And honestly, if you want to spur the adoption of 2FA, make the forced change that much more frequent for people who DON'T want to use 2FA.

I make that semi-jokingly, knowing that I'd never see the fallout other than having to hide forever from the Helpdesk.

Yeah the thing is, we'd likely only be able to force 2FA on anyone using VPN or attempting to change their credentials remotely. I'm 99.5% sure I'd never be able to get buy-in/money for 2FA for internal only users.

Sheep
Jul 24, 2003
With 2FA it seems like a liability since you're getting into "welp I'll just put it on a sticky note on the monitor" or "increment digit at the end" territory.

Without 2FA I'd reckon every 90 days is a decent compromise.

Sirotan
Oct 17, 2006

Sirotan is a seal.


Sheep posted:

With 2FA it seems like a liability since you're getting into "welp I'll just put it on a sticky note on the monitor" or "increment digit at the end" territory.

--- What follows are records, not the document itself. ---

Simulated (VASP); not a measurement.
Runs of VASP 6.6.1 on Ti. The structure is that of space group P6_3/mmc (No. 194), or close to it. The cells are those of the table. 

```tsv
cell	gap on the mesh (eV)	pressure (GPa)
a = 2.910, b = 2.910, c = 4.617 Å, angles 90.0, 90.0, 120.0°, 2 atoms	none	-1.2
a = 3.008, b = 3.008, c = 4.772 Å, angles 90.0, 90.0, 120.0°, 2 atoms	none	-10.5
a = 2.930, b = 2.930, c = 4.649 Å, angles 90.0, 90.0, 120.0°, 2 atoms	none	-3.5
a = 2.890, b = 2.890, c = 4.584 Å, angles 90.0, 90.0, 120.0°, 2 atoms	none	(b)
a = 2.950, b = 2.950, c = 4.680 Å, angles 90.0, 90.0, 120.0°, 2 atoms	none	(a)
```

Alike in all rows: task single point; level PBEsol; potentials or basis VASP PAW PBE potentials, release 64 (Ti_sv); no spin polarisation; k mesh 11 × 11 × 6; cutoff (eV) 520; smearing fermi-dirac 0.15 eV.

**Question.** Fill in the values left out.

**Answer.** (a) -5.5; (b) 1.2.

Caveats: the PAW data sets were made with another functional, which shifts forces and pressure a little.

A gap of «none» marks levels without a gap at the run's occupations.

Without 2FA I'd reckon every 90 days is a decent compromise.

We already have a 90 day expiration, what I am considering is getting rid of that and having passwords not expire. I feel like without the expiration period they are LESS likely to write them down somewhere since they're not having to remember something new every 3 months. I'm really not sure how a 90 day expiration is inherently more secure than no expiration, to be honest. I'm still feeling it out.

What I am thinking right now is making our password guidelines match the new NIST recommendations, meaning:
-Length minimum would go from 8 to 12
-Restrict passwords based on dictionary of X number of known words (not sure how to implement this yet)
-No other restrictions on format (get rid of the pick 3 of the 4 of lowercase/uppercase/number/symbol BS)
-2FA required for any access outside our physical locations


Pros:
-Less calls to the helpdesk from the people who cannot be assed to change their password in the 2 weeks leading up to their expiration date, or forgot to update it in our VPN client, or who get on-call rotation laptops and don't authenticate on the device until they bring it home
-People will be less likely to write down a password they've had more time to remember????? (this might be a huge assumption on my part)
-New policy is more user friendly

Cons:
-Potentially compromised accounts won't expire automatically?
-IT needs to change it's policy for handling accounts for vendors/interns/contractors, and will also need to have a policy to deal with potentially inactive accounts vs just knowing they will expire in 90 days
-??????????


Is "this will make less work for the helpdesk" a bad reason to want to change password guidelines?

Dr. Arbitrary
Mar 15, 2006

Bleak Gremlin
Just install tongueprint scanners at every workstation.

Samizdata
May 14, 2007

Sirotan posted:

We already have a 90 day expiration, what I am considering is getting rid of that and having passwords not expire. I feel like without the expiration period they are LESS likely to write them down somewhere since they're not having to remember something new every 3 months. I'm really not sure how a 90 day expiration is inherently more secure than no expiration, to be honest. I'm still feeling it out.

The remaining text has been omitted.